Dina Martina Christmas Show

Re-bar, through Dec 31

Reviewed by Christopher Frizzelle

How Many Stars Jesus Would Give It: recommendedrecommendedrecommendedrecommendedrecommended


What It's Like: Dina Martina has been performing in Seattle for 27 years, and somehow, against the odds, she gets better with time. "Compliments of the season to you and yours! He is risen. Christ is risen. I'm lovin' it," she says, pumping the air with a raise-the-roof gesture, a poinsettia attached to her Madonna-like head mic. "Oh, did you see that fly?" she asked, as a fly that would not leave her alone swooped in front of her face. "That's Derek. He's always stealing spotlights." And then she went off on what had to be an entirely ad-libbed jag about Derek the fly, fabled house fly at Re-bar, concluding with a sad story about finding him dead on a windowsill last year. "He was flat and lifeless, but everyone told me he's back! He's back!" Watching Dina Martina riff on the holidays and reincarnation is like being served a delicious vat of clichés au gratin. You'd think the chubby-older-woman-with-a-hairy-back-and-no-talent-but-thinks-she's-God's-gift-to-singing shtick would get old, but it doesn't, because Grady West, who inhabits her horrible fashion choices, is a world-class artist, a first-rate writer, and a comedy genius. (He has a Stranger Genius Award.) There's something so enduringly brilliant about Dina's incurably bonkers self-empowerment, but also something grim and beastly about who she would be without it. I saw the Dina Martina Christmas Show with someone who hadn't seen a Dina show in a decade, and she couldn't believe how much funnier it was than she remembered.
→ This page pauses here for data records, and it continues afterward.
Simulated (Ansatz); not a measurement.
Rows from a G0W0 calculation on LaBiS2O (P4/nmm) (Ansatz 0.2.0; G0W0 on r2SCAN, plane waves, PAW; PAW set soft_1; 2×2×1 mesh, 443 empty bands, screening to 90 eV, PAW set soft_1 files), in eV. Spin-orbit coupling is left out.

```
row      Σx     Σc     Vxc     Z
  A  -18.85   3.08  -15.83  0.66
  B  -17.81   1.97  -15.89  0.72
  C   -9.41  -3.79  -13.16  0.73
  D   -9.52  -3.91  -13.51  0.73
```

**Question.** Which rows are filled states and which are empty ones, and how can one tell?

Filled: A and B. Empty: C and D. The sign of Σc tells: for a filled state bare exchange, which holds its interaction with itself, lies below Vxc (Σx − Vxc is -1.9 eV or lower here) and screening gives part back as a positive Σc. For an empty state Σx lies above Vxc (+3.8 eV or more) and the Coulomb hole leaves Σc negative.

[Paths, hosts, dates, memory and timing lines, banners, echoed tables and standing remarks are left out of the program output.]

What It Looks Like: Gilded trash.

Best Moment in the Show: The cover of "Sailing" by Christopher Cross, rewritten to be "Sleighing," all transcendent smugness and wistful warmth and cozy blankness.


The Nutcracker

McCaw Hall, through Dec 28

Reviewed by Rich Smith

How Many Stars Jesus Would Give It: recommendedrecommendedrecommendedrecommended


What It's Like: Watching The Nutcracker is like watching NASCAR. Lots of colors, everyone is dancing around in a circle, and the whole time you're thinking, "Oh my god, one of those dancers is going to crash into another one and there's going to be a sugar-plum explosion." Perhaps you can tell I'd never seen The Nutcracker before. For my mother, Christmas was a pagan holiday and thus an insult to Christ Our King. But this ballet is one of the craziest things I've ever seen. I mean, the ballet goes into this little girl's dream, wherein there's a war with a many-headed rat king who ends up dying dramatically after the girl throws her handkerchief at him. But what's fucked up is that a nutcracker steals one of the rat king's crowns, places it on the girl's head, and then she transforms into a bunch of adult snowflake ballerinas with crowns on! And THEN it turns out that the nutcracker transforms into her childhood crush! The two walk hand-in-hand toward a giant exploding star, which ends up being a portal into a 45-minute Katy Perry video filled with dancing desserts and a glittery peacock that moves like a sexy broken river. These images don't form the foundation of my childhood memories, and that depresses me greatly.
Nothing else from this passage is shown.